The foreign secretary said Modi and Deuba will build on their productive conversation in Delhi last month with a view to further expanding the shared understanding and cooperation in multiple areas including hydropower development and connectivity.
He said the visit will "reaffirm" India's commitment toward ties with Nepal and demonstrate the priority that New Delhi attaches to the neighbourhood.
"I have a feeling that the conversation between the two leaders will have a comprehensive agenda," Kwatra said.
The foreign secretary said the entire "scope and landscape" of the India-Nepal partnership is "very wide and extensive".
"The conversations between the two leaders will pick up from where they left off last month when Prime Minister Deuba visited here and would no doubt cover all elements of our bilateral engagement whether it is development partnership, whether it is assessment and stock-taking of how connectivity projects are doing, what more can be done to connect the two societies of south Asia and also aspects related to hydropower cooperation, trade and investment," Kwatra said.
On the boundary dispute, Kwatra said there are established bilateral mechanisms to address such issues.
"In so far as the border discussions between the two countries are concerned, as you all know, there are established bilateral mechanisms which exist between them," he said.

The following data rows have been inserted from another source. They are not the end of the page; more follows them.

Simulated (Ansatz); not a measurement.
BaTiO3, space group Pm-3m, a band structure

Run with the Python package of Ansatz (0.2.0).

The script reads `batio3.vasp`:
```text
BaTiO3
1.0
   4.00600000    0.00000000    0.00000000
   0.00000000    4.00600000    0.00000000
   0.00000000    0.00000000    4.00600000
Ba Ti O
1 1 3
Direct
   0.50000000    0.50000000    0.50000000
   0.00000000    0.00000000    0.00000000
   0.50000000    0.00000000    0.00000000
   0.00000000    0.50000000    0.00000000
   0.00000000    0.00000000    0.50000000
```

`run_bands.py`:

"We have always maintained that they are the best way forward in discussing those issues, discussing in a responsible manner without really politicisation of those issues. That is subject which will essentially be in the score of those established bilateral mechanisms," he added.
Ties between the two countries came under severe strain after Kathmandu published a new political map in 2020 that showed three Indian territories - Limpiyadhura, Kalapani and Lipulekh - as part of Nepal.
On its part, India reacted sharply, calling it a "unilateral act" and cautioned Kathmandu that such "artificial enlargement" of territorial claims will not be acceptable to it.
Nepal shares a border of over 1,850 km with five Indian states -- Sikkim, West Bengal, Bihar, Uttar Pradesh and Uttarakhand.